KAMALA HARRIS: “A constitutional crisis” (potentially).
California’s former “top cop” is notoriously cautious but on Sunday, Harris seemed to wade into the murky waters of constitutionality. On CNN’s “State of the Union,” she broke down the situation to Jake Tapper. “A constitutional crisis is generally when the system we set up with checks and balances, when each of the independent co-equal branches of government fails to perform its duties and I think we're seeing the breakdown of responsibilities," she said in her signature prosecutorial style. "I think it's fair to say we're looking at a crisis of confidence, potentially a constitutional crisis."
It’s one thing to say that we’re “potentially” in a crisis, of course. What actually matters is what Harris and other Democrats will do to stop the crisis in its tracks. If she’s really trying to reset her “truth” and “justice” campaign to take a harder line against the president, it’s time to go hard or go home.
BERNIE SANDERS: Baby there’s a loan shark in the water.

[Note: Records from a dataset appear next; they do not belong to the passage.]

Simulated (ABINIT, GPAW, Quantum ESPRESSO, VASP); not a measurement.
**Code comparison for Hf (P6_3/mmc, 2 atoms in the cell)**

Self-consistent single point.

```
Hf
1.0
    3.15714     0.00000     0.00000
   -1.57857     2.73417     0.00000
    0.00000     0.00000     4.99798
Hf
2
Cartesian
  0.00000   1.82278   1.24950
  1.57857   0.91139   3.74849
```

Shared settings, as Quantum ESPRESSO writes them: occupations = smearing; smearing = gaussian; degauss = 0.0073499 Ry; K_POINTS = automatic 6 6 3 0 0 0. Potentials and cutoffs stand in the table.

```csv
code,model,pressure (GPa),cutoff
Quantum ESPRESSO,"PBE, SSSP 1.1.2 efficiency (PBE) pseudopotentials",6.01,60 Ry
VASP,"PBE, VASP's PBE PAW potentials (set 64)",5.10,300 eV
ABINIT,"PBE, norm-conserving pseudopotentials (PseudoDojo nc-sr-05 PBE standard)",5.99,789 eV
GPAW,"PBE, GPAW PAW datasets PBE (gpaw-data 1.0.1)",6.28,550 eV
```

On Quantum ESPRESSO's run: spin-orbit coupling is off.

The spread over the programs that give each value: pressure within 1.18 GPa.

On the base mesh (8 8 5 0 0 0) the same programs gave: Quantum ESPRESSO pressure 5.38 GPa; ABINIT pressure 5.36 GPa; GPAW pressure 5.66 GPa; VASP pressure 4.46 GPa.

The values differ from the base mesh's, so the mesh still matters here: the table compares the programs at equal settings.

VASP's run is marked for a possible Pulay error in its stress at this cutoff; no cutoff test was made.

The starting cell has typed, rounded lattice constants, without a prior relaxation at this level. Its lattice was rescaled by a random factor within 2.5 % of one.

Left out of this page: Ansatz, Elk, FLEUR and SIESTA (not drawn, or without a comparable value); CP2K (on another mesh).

In a sentence that sounds like liberal fanfic, Senator Sanders is taking on the shark infested waters of the payday loan industry with Senator Alexandria Ocasio-Cortez. The Loan Shark Prevention Act is AOC’s first major piece of legislation but includes a policy Bernie has been batting around for years: a 15 percent interest rate cap on all consumer loans.

Besides a cap that would destroy loan sharks faster than global warming will kill off actual sharks, it also makes post offices cool again for the under-65 crowd. The plan would let the nation’s 31,000 post offices dust off their counters and start issuing simple bank accounts and short-term loans for the first time since 1967 (which is 22 years before AOC was born and 26 years after Sanders was). Suddenly our drunk purchase of Forever 21’s USPS fashion line doesn’t feel like a mistake!
CORY BOOKER: Comparing Warren to Trump (and immediately backtracking).
Big yikes over at the Cory “I got a boo” Booker camp. Over the weekend, the Senator said that Elizabeth Warren’s call to break up the country’s most powerful tech companies was “a Donald Trump thing to say.” He also said that you shouldn’t go around talking about breaking them up “without any kind of process,” which is exactly what she isn’t doing. Maybe he can take a break from sending love songs to Rosario Dawson and take 7 minutes to read Warren’s incredibly detailed plan to bring competition back to the tech sector.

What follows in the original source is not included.